No. Do Better.

I am not in between drafts, but I've already started to see the critical weaknesses in the draft I'm writing. Perhaps the most challenging thing for a pantser is that so much of the first draft is spent getting to know your characters and your setting. Sometimes you know them right away. Sometimes it takes pages and pages to finally understand what makes them tick.

Granted, pantsers can do prep work just like plotters do. It's okay to sit down and write out what your main characters have, what they want, and what they fear. But sometimes the character you meet along the way is not the character you thought you were writing about. The second draft is so much better than the first because you're writing from a point where you finally understand the players involved and the setting. Really, it's almost like the first draft is the longest, most detailed outline one could write about your book and the second draft is really where you start.

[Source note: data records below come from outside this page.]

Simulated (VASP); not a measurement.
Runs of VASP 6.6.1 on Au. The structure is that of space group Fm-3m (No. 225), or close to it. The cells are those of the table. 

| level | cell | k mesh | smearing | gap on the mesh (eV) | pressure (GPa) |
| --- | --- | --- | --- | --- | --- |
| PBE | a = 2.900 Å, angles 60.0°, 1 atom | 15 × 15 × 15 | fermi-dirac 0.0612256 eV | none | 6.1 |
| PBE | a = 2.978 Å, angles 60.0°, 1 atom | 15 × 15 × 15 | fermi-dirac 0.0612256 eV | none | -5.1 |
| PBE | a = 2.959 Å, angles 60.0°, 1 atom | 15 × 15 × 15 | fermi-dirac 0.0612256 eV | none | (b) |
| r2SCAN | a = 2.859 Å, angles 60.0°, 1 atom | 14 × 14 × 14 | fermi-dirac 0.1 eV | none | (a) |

I am anxious to get to the second draft of my wip. (Of course, I'm anxious to get to the second draft of a previous work as well, which is making for all kinds of internal conflict). :) Because of all that conflict (and because I recently finished reading Russell Brand's MY BOOKY WOOK), I've started a process I usually save for between drafts. I read a good book (in this case, Peter V. Brett's THE WARDED MAN), one I've read before, and I tear it apart. I read it as critically as one can. How often does he use dialogue tags? Why did he use that adjective? When does he describe people and when does he leave it to your imagination? And so on and so on. Question EVERYTHING!

The reason for this is because I pick up on what I think the author did right and then I compare it to what I'm doing. (I also don't use the same author for this process because then you can get fixated on a particular style rather than the commonalities of good writing.) Describing characters and places is my biggest weakness because I rarely care what they look like. It's the events that occur and the choices they make that matter to me. If they have curly or straight hair is inconsequential. Of course, not everyone agrees with me, so I have to make it a point to remind myself that that kind of thing should be included.

And in fact, as I read a good book so critically and see my own shortcomings, a sort of mantra emerges. "No. Do better." Those two sentences (or one sentence if I chose to use No as a clausal interjection) inform my entire self-editing process. I go over what I did and say, "No. Do better." Repeat and repeat and repeat until you can say, "Okay. That's better."